Home » Machine Learning » How to Load Text into Machine Learning Model

How to Load Text into Machine Learning Model

Today, we’ll learn how to load and preprocess text data for a machine learning model to accept it and learn from it efficiently.

Whenever we’re building such models, we need to prepare the data. In order for a model to accept it, we basically need to convert it into numbers. That is because machine learning models are in essence just complex formulas with adjustable variables.

In this tutorial, we’re going to work with Googles TensorFlow, which is an open-source machine learning framework. Furthermore, it’s widely popular for building machine learning models, including ones for processing text data.

Prepare text data for machine learning model

As we mentioned before, we need to convert text into numbers, which a model will be able to consume. Furthermore, we can go about this in a few different ways, like using one-hot encoding, bag of words and word embeddings.

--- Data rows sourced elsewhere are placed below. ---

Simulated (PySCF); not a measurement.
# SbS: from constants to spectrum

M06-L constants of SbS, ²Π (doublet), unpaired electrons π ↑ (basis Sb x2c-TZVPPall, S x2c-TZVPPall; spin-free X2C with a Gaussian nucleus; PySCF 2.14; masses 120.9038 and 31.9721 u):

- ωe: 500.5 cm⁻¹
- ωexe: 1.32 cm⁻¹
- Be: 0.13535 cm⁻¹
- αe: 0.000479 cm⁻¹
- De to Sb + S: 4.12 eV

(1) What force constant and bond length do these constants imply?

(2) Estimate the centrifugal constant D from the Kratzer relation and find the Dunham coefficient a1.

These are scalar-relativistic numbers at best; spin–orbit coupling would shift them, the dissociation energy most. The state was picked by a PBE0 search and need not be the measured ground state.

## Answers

First of all, we’ll need to import all the necessary python libraries.

import collections
import pathlib

import tensorflow as tf

from tensorflow.keras import layers
from tensorflow.keras import losses
from tensorflow.keras import utils
from tensorflow.keras.layers import TextVectorization

import tensorflow_datasets as tfds
import tensorflow_text as tf_text

Step 1: Load the text data into TensorFlow machine learning library

We’re going to demonstrate this process with a multi-class classification model. Furthermore, we’ll be working with Stack Overflow example dataset, to tell which programming language is a question about.

First of all, we’re going to download the dataset file by using tf.keras.utils.get_file

data_url = 'https://storage.googleapis.com/download.tensorflow.org/data/stack_overflow_16k.tar.gz'

dataset_dir = utils.get_file(
    origin=data_url,
    untar=True,
    cache_dir='stack_overflow',
    cache_subdir='')

Next, we need to define and split this dataset into training, validation and testing sets.

Furthermore, we’re going to use text data in ‘train’ folder for training and validation by splitting it. Therefore, we’ll use 80% of the data for training and 20% for validation.

Because datasets tend to be large, we usually split them up into batches for better preformance. Or in some cases so that computer is even able to load and process them.

train_dir = dataset_dir/'train'

batch_size = 32
seed = 42

raw_train_ds = utils.text_dataset_from_directory(
    train_dir,
    batch_size=batch_size,
    validation_split=0.2,
    subset='training',
    seed=seed)

raw_val_ds = utils.text_dataset_from_directory(
    train_dir,
    batch_size=batch_size,
    validation_split=0.2,
    subset='validation',
    seed=seed)

For testing, we’re going to use text data that lies within ‘test’ folder.

test_dir = dataset_dir/'test'

# Create a test set.
raw_test_ds = utils.text_dataset_from_directory(
    test_dir,
    batch_size=batch_size)

Step 2: Preprocess text data

Second step in this process is to convert text data into numerical data in order to prepare it for a model. Therefore, we’re going to standardize, tokenize and vectorize the data to achieve that.

But what does it all mean anyway?

Firstly, standardization is a process which removes punctuations or HTML elements in order to simplify the data.

Secondly, tokenization takes care of splitting sentences into individual words or tokens.

And thirdly, vectorization is a process that converts these tokens into numbers, which we can use to train a neural network.

All of these tasks we mentioned above are included in a single layer tf.keras.layers.TextVectorization. There are also additional steps we need to take to adapt this layer to our dataset.

VOCAB_SIZE = 10000

MAX_SEQUENCE_LENGTH = 250

int_vectorize_layer = TextVectorization(
    max_tokens=VOCAB_SIZE,
    output_mode='int',
    output_sequence_length=MAX_SEQUENCE_LENGTH)

train_text = raw_train_ds.map(lambda text, labels: text)
int_vectorize_layer.adapt(train_text)

def int_vectorize_text(text, label):
  text = tf.expand_dims(text, -1)
  return int_vectorize_layer(text), label

int_train_ds = raw_train_ds.map(int_vectorize_text)
int_val_ds = raw_val_ds.map(int_vectorize_text)
int_test_ds = raw_test_ds.map(int_vectorize_text)

And for the final step in preprocessing, we need to configure our dataset for optimal performance.

AUTOTUNE = tf.data.AUTOTUNE

def configure_dataset(dataset):
  return dataset.cache().prefetch(buffer_size=AUTOTUNE)

int_train_ds = configure_dataset(int_train_ds)
int_val_ds = configure_dataset(int_val_ds)
int_test_ds = configure_dataset(int_test_ds)

Conclusion

Overall, loading text data for machine learning models is quite a straightforward process with TensorFlow.

I hope this tutorial helped you gain a better understanding of how to import text data. And also maybe even inspire you to learn more about machine learning.